AUDIT_NETFILTER_PKT message format
Steve Grubb
sgrubb at redhat.com
Mon Feb 13 17:57:38 UTC 2017
On Friday, February 10, 2017 5:54:45 PM EST Richard Guy Briggs wrote:
> On 2017-02-10 17:39, Steve Grubb wrote:
> > > The alternatives that I currently see are to drop packets for which
> > > there is no local process ownership, or to leave the ownership fields
> > > unset.>
>
> > What ownership fields are we talking about?
>
> The ones you want, auid, pid, ses. Perhaps I'm using the wrong
> terminology. What technical term is there for the collection of subject
> identifiers?
Subject attributes.
> > > > I don't think audit should worry about spoofing. Yes it can be done,
> > > > but we should accurately record what was presented to the system.
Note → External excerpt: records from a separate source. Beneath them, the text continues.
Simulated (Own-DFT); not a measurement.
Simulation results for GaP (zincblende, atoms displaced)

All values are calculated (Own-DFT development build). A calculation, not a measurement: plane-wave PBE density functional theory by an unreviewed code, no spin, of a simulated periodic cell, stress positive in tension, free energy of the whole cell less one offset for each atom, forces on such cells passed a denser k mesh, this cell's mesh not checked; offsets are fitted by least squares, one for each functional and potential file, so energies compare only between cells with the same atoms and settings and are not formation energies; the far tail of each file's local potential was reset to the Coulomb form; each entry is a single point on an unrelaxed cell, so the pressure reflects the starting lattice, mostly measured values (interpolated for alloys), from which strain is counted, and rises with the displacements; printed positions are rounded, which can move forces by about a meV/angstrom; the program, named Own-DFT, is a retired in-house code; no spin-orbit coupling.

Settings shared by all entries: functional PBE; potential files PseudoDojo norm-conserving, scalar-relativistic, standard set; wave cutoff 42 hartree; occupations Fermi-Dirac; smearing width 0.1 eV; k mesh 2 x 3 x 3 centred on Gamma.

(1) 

> > > > Other tools can be employed to watch for arp spoofing and source routed
> > > > packets. Its a bigger problem than just the audit logs.
> > >
> > > I find this statement a bit surprising given we're trying to find out
> > > who's doing what where.
> >
> > We're just recording what's presented to the system that meets the rules
> > programmed in.
>
> I don't quite understand. Are you saying only display the fields that
> were specifically used in the netfilter rule to trigger the target that
> records a packet?
No. I'm saying we shouldn't do any processing to figure out if we have a
spoofed or source routed packet. There are other tools that do that kind of
thing.
> I don't think that's what you want and it isn't easy
> to get without being more invasive in netfilter and swinging fields.
> I'd record the MAC header since it is part of the packet that tells us
> where it came from and where it's going.
Do we really need the MAC header for every event? I really don't think so.